Trends in corn, soybean and wheat markets revealed detrimental large national and world crops, trade wars and tariffs. Reduced exports, lower usage and higher stocks create highly fluctuating lower prices.

African swine fever specifically has impacted soybean demand in China. “Since the first outbreak in August of 2018, projections are that the herd has been reduced 20 percent,” Hines said. “Soy imports have been down 5 percent each of the past three months. The 2018 imports were down 8 percent from 2017.”

February live cattle, at $129, are up sharply from $110 in May, 2018. However, March feeders are down to $140, compared to $156 in October 2018.

“Successful marketing is all about choosing the right tools,” Hines said.

That means: “choosing the tool that nets you the most dollars at the time of each purchase or sale,” he emphasized.

“Basis and carry are the most important terms you will hear today,” Hines verified.

Basis is the difference between the futures price and cash price.

Carry is the premium distant futures contract months offer to store grain. That’s the difference in price between the nearby contract month and those months further out.

Carry market is when deferred months are higher than the nearby contract, technical information indicated. An inverted market is when nearby months are higher than the deferred, according to Hine’s power point.

“How should a producer manage price risk?” Hines asked.

First, the farmer was advised to evaluate if the price is profitable, or if indications are to go lower or higher.
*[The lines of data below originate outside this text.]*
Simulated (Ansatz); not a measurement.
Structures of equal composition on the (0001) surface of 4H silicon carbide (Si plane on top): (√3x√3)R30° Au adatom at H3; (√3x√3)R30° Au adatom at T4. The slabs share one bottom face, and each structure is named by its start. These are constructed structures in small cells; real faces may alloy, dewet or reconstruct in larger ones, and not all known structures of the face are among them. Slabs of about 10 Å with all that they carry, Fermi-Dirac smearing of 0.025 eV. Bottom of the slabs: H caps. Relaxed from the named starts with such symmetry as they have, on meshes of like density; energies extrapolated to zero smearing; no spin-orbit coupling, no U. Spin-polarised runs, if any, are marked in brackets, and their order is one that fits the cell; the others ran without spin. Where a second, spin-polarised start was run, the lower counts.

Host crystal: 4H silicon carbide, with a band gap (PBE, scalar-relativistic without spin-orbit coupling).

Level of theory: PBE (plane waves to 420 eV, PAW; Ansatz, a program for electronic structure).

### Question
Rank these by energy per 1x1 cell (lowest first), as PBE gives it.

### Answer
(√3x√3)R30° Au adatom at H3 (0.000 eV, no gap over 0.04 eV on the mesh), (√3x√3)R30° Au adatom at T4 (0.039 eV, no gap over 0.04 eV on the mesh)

“Evaluate carry inverse and storage opportunities, as well as basis,” Hines recommended. “Use cash as the first opportunity.

“If cash is unacceptable, use futures or options strategies, constantly looking for basis opportunities to convert to cash,” Hines insisted.

However, the consultant clarified, “There is substantial risk of loss in trading futures and options. Past performance is not necessarily indicative of future results.”